Meet the Yorkshire Boxer Fighting Against Knife Crime in Armley

Boxer Josh Wisher who
June 2023
Reading time 4 Minutes

As well as being an elite boxing athlete, Yorkshire's 24-year-old Josh Wisher is fighting for a good cause by leading an anti-knife crime crusade in his area and opening a new gym for the community

Based in Armley, Josh Wisher wants boxing fans to remember 2023 as the year he established himself as a major contender. A former Farnley Academy student and committed Leeds United supporter, he had an exhibition fight in November 2021, with his first professional match in February 2022 against Vaidas Baiciauskas. Josh faced Seamus Devlin in May 2022 and Gennadij Krajevskij in November at Elland Road, with comfortable wins against both experienced opponents, and will box Egidijus Zukas at the same venue at the end of June 2023.
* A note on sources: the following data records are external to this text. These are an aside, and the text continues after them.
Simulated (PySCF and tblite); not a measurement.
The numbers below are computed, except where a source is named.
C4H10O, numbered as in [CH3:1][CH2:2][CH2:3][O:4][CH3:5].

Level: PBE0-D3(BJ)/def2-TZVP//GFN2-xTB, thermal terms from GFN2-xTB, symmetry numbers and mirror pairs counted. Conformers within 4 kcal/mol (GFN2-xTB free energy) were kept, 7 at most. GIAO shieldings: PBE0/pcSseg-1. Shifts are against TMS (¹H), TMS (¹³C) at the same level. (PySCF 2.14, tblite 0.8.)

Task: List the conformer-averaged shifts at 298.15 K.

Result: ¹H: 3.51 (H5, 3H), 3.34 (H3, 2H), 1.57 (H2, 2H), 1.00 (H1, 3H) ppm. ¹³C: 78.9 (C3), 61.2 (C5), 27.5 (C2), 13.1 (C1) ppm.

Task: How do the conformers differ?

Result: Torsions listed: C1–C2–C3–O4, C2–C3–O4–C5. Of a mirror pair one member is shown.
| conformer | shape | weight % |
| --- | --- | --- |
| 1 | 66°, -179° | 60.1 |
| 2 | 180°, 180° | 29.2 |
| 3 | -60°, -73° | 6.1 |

I’ve been constantly improving, becoming a more mature boxer developing a personal style,’ says Josh. ‘I’m delighted when I demonstrate everything we’ve worked on in training and the advice given by my corner. Like any competitive sport, boxing is a learning experience. Boxers must eliminate any bad habits and be critical of their own performance. It’s mastering the technicalities which brings wins. I’ve learnt something new from each fight and I’m grateful to my promoter Mark Bateson for arranging challenging bouts enabling me to build my career. Above all I’m grateful to have the best possible coach in my dad Phil.’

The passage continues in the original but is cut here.